Chris' take on "Terminator Salvation"
If you can still keep the time-space continuum for the "Terminator" franchise straight in your head, you must be a Nobel-winning astrophysicist.
With four movies now, a TV show (which was canceled on Monday) and original director James Cameron and star Arnold Schwarzenegger long departed from the scene, "Terminator Salvation" is the latest in a long line of endeavors to rejigger history's orderly march in the name of science fiction mayhem.
You'll remember that Arnie played a cyborg who travelled back from the future to kill the mother of John Connor, who would become the leader of the human resistance movement to Skynet, the machine hegemony. To fight the terminator, Connor sent a soldier named Kyle Reese, who knocked boots with mom and thus became Connor's own father.
The first movie made it very clear that the time machine was destroyed after Reese and the cyborg went through, but in subsequent iterations more and more terminators and human protectors have popped up, every one of them trying desperately to alter the future.

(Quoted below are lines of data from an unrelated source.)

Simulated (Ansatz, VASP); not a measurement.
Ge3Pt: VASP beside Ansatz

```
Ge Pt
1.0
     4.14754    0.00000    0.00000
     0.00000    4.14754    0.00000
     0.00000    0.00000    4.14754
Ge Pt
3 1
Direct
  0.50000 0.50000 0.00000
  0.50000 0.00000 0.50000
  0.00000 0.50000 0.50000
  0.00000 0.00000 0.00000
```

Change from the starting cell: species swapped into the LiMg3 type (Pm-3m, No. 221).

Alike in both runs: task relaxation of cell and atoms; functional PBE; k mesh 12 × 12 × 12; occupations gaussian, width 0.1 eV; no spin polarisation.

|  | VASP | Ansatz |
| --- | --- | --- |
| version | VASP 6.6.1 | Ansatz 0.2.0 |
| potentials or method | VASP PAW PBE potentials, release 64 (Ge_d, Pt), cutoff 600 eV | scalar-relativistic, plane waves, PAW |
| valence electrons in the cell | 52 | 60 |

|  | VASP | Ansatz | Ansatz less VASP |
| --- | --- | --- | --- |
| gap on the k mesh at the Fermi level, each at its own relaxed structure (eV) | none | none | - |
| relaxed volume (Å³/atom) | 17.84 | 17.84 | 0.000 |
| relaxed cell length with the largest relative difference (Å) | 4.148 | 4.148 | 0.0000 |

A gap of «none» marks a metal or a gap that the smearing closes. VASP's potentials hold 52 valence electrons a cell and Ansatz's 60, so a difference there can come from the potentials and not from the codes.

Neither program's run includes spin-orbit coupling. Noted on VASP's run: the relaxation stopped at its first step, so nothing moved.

So in "Salvation," it is the future --- 2018, to be specific. And Skynet is now trying to change the past, by hunting down Reese, so Connor can't send him back in time to change the future, which is right now, but it might be a different now if they succeed.
Or something.
"Terminator Salvation" is the latest attempt to revive a moribund film franchise via pyrotechnics. There are so many explosions it seems the movie itself is combustible. Christian Bale, as John Connor, survives two separate helicopter crashes, two thermonuclear detonations and dozens of exploding cars, buildings and robots. One starts to expect random things to blow up during quiet dialogue scenes.
In the supporting roles, Anton Yelchin (who played Chekov in another recent franchise reboot, "Star Trek") is Kyle Reese; rapper/actor Common is Connor's right-hand man; Bryce Dallas Howard is Connor's very pregnant squeeze; Helena Bonham Carter is a Skynet flunky; and Moon Bloodgood (stage name, ya think?) is a hot pilot.
The x-factor is Marcus (Sam Worthington), a burly Aussie who we see executed in a prison in 1993. He wakes up in 2018 not knowing what happened to him, but now he has amazing physical abilities. Even a Nobel-winning astrophysicist's janitor can figure out that it's not Marcus' personality that is magnetic.
"Terminator Salvation" would operate pretty well if it was a standalone flick about humans battling robots in a post-apocalyptic wasteland. It's fast-paced and often exciting -- director Joseph McGinty Nichol (I refuse to call him by his asinine handle "McG") may be ham-handed at scenes where people just talk to each other, but the man knows how to stage action scenes.
Where the movie gets bogged down is in having to shoehorn itself into the limitations of the previous "Terminator" shows. Astute fans will be able to spot a half-dozen inconsistencies in the "Terminator" universe -- I know, because they were doing so after the screening I attended. ("Why don't the robots just kill Reese the minute they capture him?")
It's never good when your fan base knows more than you do.